A life-long infatuation for homes and houses led Robyn Ellson to a career she is just as devoted to—real estate.
Landing In Auckland
When Australian-born Robyn Ellson moved to Auckland from London with her Kiwi husband-to-be in 2009 she was 29 and pondering her future. “I’d completed a creative writing and communications degree at Melbourne’s Deakin University and I’d been working in marketing, but I couldn’t find a role that got me excited,” she says.
A Love Of Houses
Robyn had always had a thing for houses, visiting open homes at weekends, while growing up in Tasmania. “I’d been a fan of TV shows like Location, Location, Location and Property Ladder in London, and real estate had always been in the back of my mind,” she says. “I was ready to be the master of my own destiny. I loved the autonomy real estate offered and it presented a wonderful opportunity to help people.”
Finding Her Calling
The seed sprouted and Robyn entered the profession in 2011. “I love that it’s about connecting with people and providing value. I really needed to be absorbed by something and while I was never sure of my other roles, there’s never been any question with real estate; it feeds my soul,” she says. “Being part of people’s property journey gives my life focus and purpose. I never forget the 29-year-old who wondered what she was going to do, I’m lucky to have found something I really, really love.”

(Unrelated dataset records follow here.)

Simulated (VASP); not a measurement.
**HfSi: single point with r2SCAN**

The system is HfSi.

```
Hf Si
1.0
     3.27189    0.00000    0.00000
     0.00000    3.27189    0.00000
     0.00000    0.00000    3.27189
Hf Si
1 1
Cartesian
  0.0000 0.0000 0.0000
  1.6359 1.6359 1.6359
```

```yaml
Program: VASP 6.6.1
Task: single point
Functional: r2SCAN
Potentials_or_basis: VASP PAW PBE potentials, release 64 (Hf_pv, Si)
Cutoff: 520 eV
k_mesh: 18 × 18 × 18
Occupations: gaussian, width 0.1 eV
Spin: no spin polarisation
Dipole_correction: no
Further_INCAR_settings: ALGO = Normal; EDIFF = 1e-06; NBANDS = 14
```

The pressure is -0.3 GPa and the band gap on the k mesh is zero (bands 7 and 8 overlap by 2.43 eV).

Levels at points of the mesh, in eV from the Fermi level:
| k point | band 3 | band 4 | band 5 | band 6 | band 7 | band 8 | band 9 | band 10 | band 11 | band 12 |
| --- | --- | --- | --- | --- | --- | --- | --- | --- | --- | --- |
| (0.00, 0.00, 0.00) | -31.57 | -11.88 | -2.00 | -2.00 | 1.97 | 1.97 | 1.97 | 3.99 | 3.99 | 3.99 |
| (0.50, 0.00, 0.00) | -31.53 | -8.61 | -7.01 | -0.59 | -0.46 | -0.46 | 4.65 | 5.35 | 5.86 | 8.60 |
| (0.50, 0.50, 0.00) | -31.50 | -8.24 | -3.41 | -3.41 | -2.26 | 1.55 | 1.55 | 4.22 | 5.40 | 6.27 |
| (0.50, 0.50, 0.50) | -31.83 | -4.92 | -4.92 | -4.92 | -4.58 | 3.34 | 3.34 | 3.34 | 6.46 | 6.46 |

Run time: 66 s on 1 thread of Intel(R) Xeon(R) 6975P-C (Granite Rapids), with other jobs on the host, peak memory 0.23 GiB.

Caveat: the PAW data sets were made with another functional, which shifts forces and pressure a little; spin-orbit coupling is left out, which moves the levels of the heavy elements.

Real estate has embraced Robyn right back, presenting her with many accolades. “When I started I won ‘rookie of the year’ and that’s very special to me, property has changed my life,” she says. “My husband and I have made good decisions around stepping up the property ladder. Our first buy was an apartment in Arch Hill. We did it up over the course of 18 months and then decided to sell. We had to really as a black Labrador named Archie had joined our family! We chose at that time to buy an investment property with the sale proceeds rather than a family home, and we then went back to renting as a way to move forward. I think it’s important to realise we can’t all have what we want straight away. We now have a wonderful family home that we own, but it took a few careful steps and decisions to get here.”
As with anything worthwhile the rewards don’t come cheap. “I work seven days a week pretty consistently—my weekends aren’t spent with friends and family, they’re spent working open homes,” says Robyn. “I love what I do but there’s a sacrifice you make.”
On Being A Modern-Day Mum
In 2013 Robyn gave birth to her beautiful boy Eamon. “He is a real gem, such a character and he has brought so much to our lives. I cherish my time with him, but of course it can be a juggle.” Like any mum who has an intense job the balance between work and family can be hard to find. “It is a real juggle some days, but I focus on trying to get that quality time, I want to read him the bed time story every night, but sometimes that’s not possible.” It helps that Robyn’s husband now works with her behind the scenes. “I’ve gained so much time in my day-to-day and it means we can balance running a business and bringing up a cool human being.” She also now has Josh Powell working alongside her to meet the needs of her growing number of fans. “I have had to build capacity in the team in order to deliver the seven-day-a-week, all hours, energetic and fully engaged service I pride myself on. I have a giggle when I hear people suggesting that all there is to real estate is putting a sign up and taking photographs. There’s so much more to it!”
“I love character homes, but I like modern architecture as well—something that’s beautifully made and designed,” she says. “For me, it’s about whether a home feels homely and loved. I’m lucky to work with a variety of properties predominantly in the city fringe suburbs: Kingsland, Grey Lynn, Westmere, Mt Eden, Sandringham.”
As for the market in general, Robyn says in her experience things are going well. “I think there’s a little negativity about the market at the moment but it’s in a good place. After the heat of 2015-16, it’s moving more like a fast jog than a sprint and that’s a nice place to be. We can’t sprint forever. I’m enjoying the steady pace.”